Monday, March 14, 2016

Stutterer review

Director: Benjamin Cleary
Starring: Matthew Needham, Chloe Pirrie
Run-time: 12 min
Genre: Drama

In the pre-Internet age dating was so much easier; you simply approached your target, stated your intentions, and awaited your fate. That initial interaction was the ultimate test of your nerve. But you endured it, you put yourself out there, because you knew that the reward far outweighed the risk. Eventually, whether by luck or dogged perseverance, you found a match and thus entered into what you hoped would be a long and loving relationship.

Today we do things in reverse. We develop relationships, form bonds and share information without ever having laid eyes upon the object of our desire. And then, when we can put it off no longer, we agree to meet the other person, in person. Stutterer is not the first piece of fiction to tap into this modern-day phenomenon, but, unlike its predecessors, it does so without resorting to well-worn tropes or toe-curling schmaltz.

Its protagonist, Greenwood, is a shy, retiring twenty-something, a typographer who works alone and lives with his dad. The one ray of light in an otherwise dreary existence is Ellie, his girlfriend, whom he’s never met. They have been dating for six months and things have been going well, so well that Ellie suggests they meet up and take things to the next level. A daunting prospect under any circumstances. But when you’ve got a crippling speech impediment, a stutter so incapacitating that unravelling the most simple of sentences is an onerous task, it becomes all the more daunting.

Greenwood’s first instinct is to hide, to run away from the issue in the hope that it will just disappear. He liked things just the way they were; him on one side, Ellie on the other. It was safe, he could be who he wanted to be. The online Greenwood was smooth, he was charming, witty and intelligent; all the things the real-life one wasn’t. But now his safety blanket has been removed, he has been exposed for what he truly is, or at least what he believes himself to be: a spluttering idiot.

What Stutterer does so well, right up until its final, life-affirming act, is to remind us that no matter how concerned we are about our own appearance, our own foibles, our own downright stupidity, someone else will always feel the same. It skilfully distracts us from the bigger picture, asks that we wallow with Greenwood, before scolding us for being so foolish, so utterly maudlin. In that sense it is timeless; it deals with feelings and emotions that have been felt by courting couples since the beginning of time.

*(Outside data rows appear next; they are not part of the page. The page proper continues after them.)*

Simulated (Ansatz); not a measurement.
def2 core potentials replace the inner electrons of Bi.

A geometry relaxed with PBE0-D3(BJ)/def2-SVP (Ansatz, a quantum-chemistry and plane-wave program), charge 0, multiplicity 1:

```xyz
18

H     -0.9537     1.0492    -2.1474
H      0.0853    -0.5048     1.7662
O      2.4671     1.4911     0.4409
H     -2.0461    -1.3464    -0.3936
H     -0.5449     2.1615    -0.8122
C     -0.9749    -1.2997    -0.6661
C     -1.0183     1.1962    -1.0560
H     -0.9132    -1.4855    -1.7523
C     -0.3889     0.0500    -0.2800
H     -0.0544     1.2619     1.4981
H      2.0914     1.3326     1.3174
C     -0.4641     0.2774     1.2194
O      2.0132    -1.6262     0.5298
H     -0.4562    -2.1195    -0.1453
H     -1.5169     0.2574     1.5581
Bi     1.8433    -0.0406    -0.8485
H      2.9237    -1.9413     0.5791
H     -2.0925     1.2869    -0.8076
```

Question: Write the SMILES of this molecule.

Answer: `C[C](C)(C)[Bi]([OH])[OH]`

But perhaps the biggest compliment I can pay it is that, in spite of its short run-time (twelve minutes), it does more to promote online dating than any number of expensive, convoluted advertisements ever could. It offers hope where there seems to be none and salvation for those who need it most. And it reminds us that no matter who you are, or what you’re going through, there is always someone out there for you, always. I expect Tinder to bid for the rights any day now.